With Don Shelby's retirement eight days away, I asked former and current colleagues to share their favorite anecdotes about the longtime WCCO anchor. But first, one from me.

In May 1997, I traveled to New York City for a special episode of "The Late Show With David Letterman" featuring an audience made up entirely of Minnesotans. Kirby Puckett was the primary guest, but Shelby almost stole the show with a series of "breaking news" cutaways from the WCCO studios in which he hammed it up, declaring that he had a gopher in his pants named Carlos.

Shortly after the show, I found myself talking to a gentleman who kept going on and on about Shelby's performance, pronouncing it one of the funniest things he had seen in years. That person was Letterman.

Figures. I finally get a chance to interview Dave, and all he can do is talk about Shelby.

Now some memories from the A-listers:

Paul Douglas, former meteorologist: "Don offered to come to my cabin back in 2005 to help me cut up some firewood. I thought he'd bring a chainsaw and a sandwich. Instead, he drove up in a trailer loaded with gear and started climbing trees, lopping off branches 50 feet in the air. I was on the ground taking pictures while Don hurled down obscenities at me for sitting on my ass."

Amelia Santaniello, current co-anchor: "Don does not eat healthy. He goes to the vending machine, gets two packs of doughnuts, some candy and that's dinner. You can see him going through drawers for food. One time, when he was doing radio, he talked about a banana he had picked up. Later in the day, I ran into a woman in the foyer of the station who stopped me and said, 'Listen, will you tell Don Shelby that that was my banana that he ate?'"

Caroline Lowe, current reporter: "A few years ago, I came into the office in a new blazer and discovered it had toothpaste on it. I was getting ready for an important interview, but no one knew how to get it out -- except Don. He pulled out a toothbrush and brushed it all out. None of the women knew, none of the moms. Who would have thought that Don would be 'Hints From Heloise?'"

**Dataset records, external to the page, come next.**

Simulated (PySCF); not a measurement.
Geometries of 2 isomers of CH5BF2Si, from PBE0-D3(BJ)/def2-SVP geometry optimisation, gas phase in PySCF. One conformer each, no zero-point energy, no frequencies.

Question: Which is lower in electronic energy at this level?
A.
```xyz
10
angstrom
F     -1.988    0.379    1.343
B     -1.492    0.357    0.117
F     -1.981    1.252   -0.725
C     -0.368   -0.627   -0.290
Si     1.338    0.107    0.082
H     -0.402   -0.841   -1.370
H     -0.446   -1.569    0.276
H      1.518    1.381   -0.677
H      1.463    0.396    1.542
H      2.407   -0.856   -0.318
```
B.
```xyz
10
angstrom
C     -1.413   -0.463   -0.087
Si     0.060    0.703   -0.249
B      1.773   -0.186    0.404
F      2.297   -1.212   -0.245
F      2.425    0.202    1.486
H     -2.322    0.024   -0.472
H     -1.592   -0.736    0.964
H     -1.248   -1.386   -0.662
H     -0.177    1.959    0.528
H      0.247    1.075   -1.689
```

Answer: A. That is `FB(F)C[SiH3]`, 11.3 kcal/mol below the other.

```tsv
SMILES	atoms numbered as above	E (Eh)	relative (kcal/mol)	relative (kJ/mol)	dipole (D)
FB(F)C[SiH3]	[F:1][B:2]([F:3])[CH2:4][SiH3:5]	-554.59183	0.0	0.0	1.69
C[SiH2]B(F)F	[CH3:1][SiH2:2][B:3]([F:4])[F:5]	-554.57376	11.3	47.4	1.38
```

Dave Nimmer, former reporter and associate news director: "We were in the Boundary Waters when we dumped our canoe on the Canadian side. There was a logjam so we had a hard time keeping our heads above water. When we came up sputtering, the first words from Shelby were, 'Nim, are you OK?' and I said, 'Don, are you there?' I was so proud of us coming up with our heads together. On that same trip, I woke up one morning and found him cooking a blueberry breakfast roll in his reflector oven, 80 miles from the nearest road. Crazy."

Pat Miles, former co-anchor: "After Don and I were doing the weekend news together, he started the I-Team and I started co-anchoring with Dave Moore, but our desks were still together in this little room, along with the other two members of the I-Team. One day I was told I couldn't go into my office yet. The boys were voting on whether or not I could be trusted to work in the same room with them. I got their blessing."

Mark Rosen, current sports anchor: "We've watched every Final Four game together since we met, starting with maybe the most famous one in which Magic Johnson went up against Larry Bird. At halftime, he grabbed a napkin and started diagramming plays that Indiana State should be running. That was my first introduction to Don's I-got-this-taken-care-of attitude."